The U.S. Supreme Court agreed on Tuesday to consider an appeal by fund manager Marc Gabelli, who accused the U.S. Securities and Exchange Commission of waiting too long to bring a civil case accusing him of letting a client engage in so-called market timing.
The case hinges on the question of when the statute of limitations clock begins to tick. The SEC's statute of limitations is five years in cases where the agency is seeking a financial penalty, though it can be suspended if both parties consent under what's known as a "tolling agreement."
Experts say the high court's decision could have a big effect both on the SEC's investigative process as well as defendants in the financial industry.
The SEC had accused Gabelli, a former portfolio manager at Gabelli Funds LLC, and Bruce Alpert, a chief operating officer for the firm, of letting Britain's Folkes Asset Management, now known as Headstart Advisers Ltd, conduct hundreds of improper market-timing trades in the Gabelli Global Growth Fund between 1999 and 2002.
The SEC, however, did not sue until April 2008, when Gabelli Funds agreed to pay $16 million to settle related charges.
Market timing involves rapid trading to exploit market or pricing inefficiencies. It is not necessarily illegal, but is a privilege not available to ordinary mutual fund investors.
Gabelli and Alpert said this was too late, given that the statute of limitations was five years and the last market-timing trade had taken place in August 2002, nearly six years earlier.
But in an opinion by U.S. District Judge Jed Rakoff, the 2nd U.S. Circuit Court of Appeals said Gabelli and Alpert did not show that a reasonably diligent plaintiff would have uncovered the fraud before September 2003, when then-New York Attorney General Eliot Spitzer publicly unmasked the practice. Thus, the appeals court let the SEC lawsuit seeking civil penalties go forward.

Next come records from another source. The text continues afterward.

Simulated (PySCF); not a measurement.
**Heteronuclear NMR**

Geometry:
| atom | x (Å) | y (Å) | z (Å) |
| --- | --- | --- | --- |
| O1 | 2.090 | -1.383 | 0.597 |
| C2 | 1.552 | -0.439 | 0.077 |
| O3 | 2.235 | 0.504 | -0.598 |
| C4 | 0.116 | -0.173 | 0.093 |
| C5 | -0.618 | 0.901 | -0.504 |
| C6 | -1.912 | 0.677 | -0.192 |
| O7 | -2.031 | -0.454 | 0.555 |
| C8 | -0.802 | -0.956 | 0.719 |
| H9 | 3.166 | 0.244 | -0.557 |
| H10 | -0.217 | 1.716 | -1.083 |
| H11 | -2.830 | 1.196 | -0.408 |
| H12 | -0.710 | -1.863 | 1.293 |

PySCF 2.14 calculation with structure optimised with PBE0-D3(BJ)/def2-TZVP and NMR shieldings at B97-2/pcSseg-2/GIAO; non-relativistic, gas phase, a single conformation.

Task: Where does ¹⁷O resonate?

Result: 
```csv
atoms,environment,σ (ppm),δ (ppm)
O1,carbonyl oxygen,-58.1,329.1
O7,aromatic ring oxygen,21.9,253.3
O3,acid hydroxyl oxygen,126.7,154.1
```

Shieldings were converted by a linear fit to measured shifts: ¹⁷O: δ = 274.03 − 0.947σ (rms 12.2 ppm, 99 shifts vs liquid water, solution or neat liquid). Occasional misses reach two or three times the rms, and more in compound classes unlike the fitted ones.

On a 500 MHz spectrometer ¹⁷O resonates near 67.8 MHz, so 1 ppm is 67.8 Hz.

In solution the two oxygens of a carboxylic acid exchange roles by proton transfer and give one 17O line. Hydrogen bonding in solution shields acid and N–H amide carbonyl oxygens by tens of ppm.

In their Supreme Court appeal, Gabelli and Alpert said the 2nd Circuit decision conflicted with decisions of at least four other circuit courts that said the five-year clock begins ticking when a claim "accrues" - in this case, they said, in 2002.
If the high court decides to uphold Rakoff's decision, then some experts say it could create uncertainty and unfairly leave the financial industry in the lurch for years wondering if the SEC will bring charges.
"Virtually every type of case has a statute of limitations. The only types of cases that don't are murder cases, and other unique types of cases," said Robert Anello, an attorney at Morvillo Abramowitz who wrote an article about the case in the New York Law Journal last year.
"Capital offenses don't have a statute of limitations, and to put this on par with that is quite a significant expansion."
At the same time, however, some legal scholars note that in complex cases like this one, the SEC needs enough time to sort through detailed records, such as securities transactions.
Elizabeth Nowicki, a professor at Tulane University Law School who previously worked in the SEC's general counsel office, said she is concerned that the Supreme Court could effectively diminish the agency's enforcement power.
"I am a little nervous ... about what it signals. I'm a little afraid it signals they are concerned about the SEC overreaching," she said.
"The SEC remains I think woefully understaffed, so the shorter the time frame they have in terms of the statute of limitations for discovering fraud, the fewer cases they will be able to vindicate for investors."
Marc Gabelli is a son of prominent investor Mario Gabelli. Both the SEC and GAMCO Investors, which manages the Gabelli Funds family, declined to comment about the Supreme Court's decision to hear the case.
A decision is expected in the court's upcoming term, which ends in June.
The case is Gabelli et al v. SEC, U.S. Supreme Court, No. 11-1274.